The Mail 20/12/18 | Vox Markets

The Mail 20/12/18

GlaxoSmithKline (GSK) and US rival Pfizer are bringing some of the world’s best-known healthcare brands under one roof – creating a powerhouse worth up to £50billion. The two firms will merge their consumer healthcare arms, paving the way for the break-up of Glaxo under chief executive Emma Walmsley. The new company will be based in the UK and specialise in over-the-counter products such as painkillers, vitamins and toothpastes. It will bring together brands such as Glaxo’s Sensodyne, Voltaren and Panadol with Pfizer’s Viagra and Advil, and have annual sales of £9.8billion. Analysts said the company, which will be 68%-owned by Glaxo with Pfizer taking the remaining 32%, will be worth between £30billion and £50billion. Within three years of the tie-up, the business will be spun off and listed on the stock market as a separate company, marking the break-up of Glaxo.

Brexit-supporting Wetherspoon boss Tim Martin blasts MPs for having ‘no knowledge’ of customs union cost to consumers. Tim Martin, the chairman of pub group Wetherspoon (J.D.) (JDW), has written a letter to every single MP in the country explaining his dismay that many politicians do not seem to know how the customs union works. Brexit-supporting Mr Martin claims a high proportion of politicians have ‘no knowledge’ of how the system operates. Mr Martin said: ‘The customs union is an undisguised protectionist system that imposes import taxes on 12,651 non-EU imports, including oranges, rice, bananas and children’s clothes and shoes. ‘The customs union pushes up prices for consumers and the tariff income is collected by the UK Government and is sent to Brussels. ‘It is worrying that MPs have no knowledge at all as to how the customs operates and how it costs their constituents every day.’

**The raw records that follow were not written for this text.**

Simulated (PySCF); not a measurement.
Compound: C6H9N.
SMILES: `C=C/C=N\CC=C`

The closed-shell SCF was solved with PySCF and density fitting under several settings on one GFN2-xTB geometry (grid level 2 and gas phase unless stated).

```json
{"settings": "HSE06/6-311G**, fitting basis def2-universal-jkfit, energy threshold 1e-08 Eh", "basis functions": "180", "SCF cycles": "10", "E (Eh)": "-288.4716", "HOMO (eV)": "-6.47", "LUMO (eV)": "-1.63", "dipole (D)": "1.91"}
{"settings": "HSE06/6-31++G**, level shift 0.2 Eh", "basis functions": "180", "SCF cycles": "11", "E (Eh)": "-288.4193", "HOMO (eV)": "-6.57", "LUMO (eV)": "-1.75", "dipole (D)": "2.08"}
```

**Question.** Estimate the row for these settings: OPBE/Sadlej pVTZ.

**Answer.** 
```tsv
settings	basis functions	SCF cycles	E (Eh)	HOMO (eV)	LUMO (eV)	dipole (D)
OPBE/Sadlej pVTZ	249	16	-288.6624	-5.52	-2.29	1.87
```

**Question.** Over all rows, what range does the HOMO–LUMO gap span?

Oil giant BP (BP.) has fired the starting gun on the sale of some US assets to help pay for a swoop on this year. The sale of oil and gas fields across states including Texas, New Mexico, Colorado and Oklahoma could raise more than £2.4billion, to be put towards the £8.3billion acquisition of BHP’s US shale assets. It has previously said it would sell £4billion to £4.8billion worth of assets to fund the deal. BP paid around half the £8.3billion in October and said it planned to settle the bill over the next six months.US buyout funds Carlyle and Warburg Pincus are said to be interested. The London-listed oil major’s profits thundered to a five-year high in the third quarter.

Interserve (IRV) shares headed back towards record lows after it merged two units and said one of its managing directors will leave next month. The struggling government contractor merged its citizen services arm with its support services division, which is managed directly by chief executive Debbie White. Citizen services has a sprawling remit, handling everything from the rehabilitation of low-risk offenders to education and workplace training, while support services manages outsourced facilities. Interserve said that the current managing director of citizen services, Yvonne Thomas, will leave the company at the end of December to set up a new venture.

Gulf Marine Services (GMS), which provides giant vessels to help oil and gas companies build offshore rigs, plunged as it warned it could breach its debt obligations. Though results for the year would be broadly in line with its guidance, it said delays in signing contracts meant they would be pushed into 2019. This would cause it to breach lending conditions, it said, which would mean its bank could ask for money back or impose penalties.

Investors in airline Flybe Group (FLYB) received some festive cheer as Virgin Atlantic confirmed it was still interested in buying the company. Flybe shares soared by 10.5%, or 1.6p, to 16.8p after Virgin said it was holding discussions with a view to a potential takeover. Though Virgin emphasised there was no certainty a deal would ensue, investors seemed willing to take the chance. But interest from Virgin, and rumours that Southend Airport owner Stobart Group Ltd. (STOB) and British Airways’ parent International Consolidated Airlines Group SA (CDI) (IAG) could be sniffing around, have caused shares to climb 45% since it put itself up for sale in November.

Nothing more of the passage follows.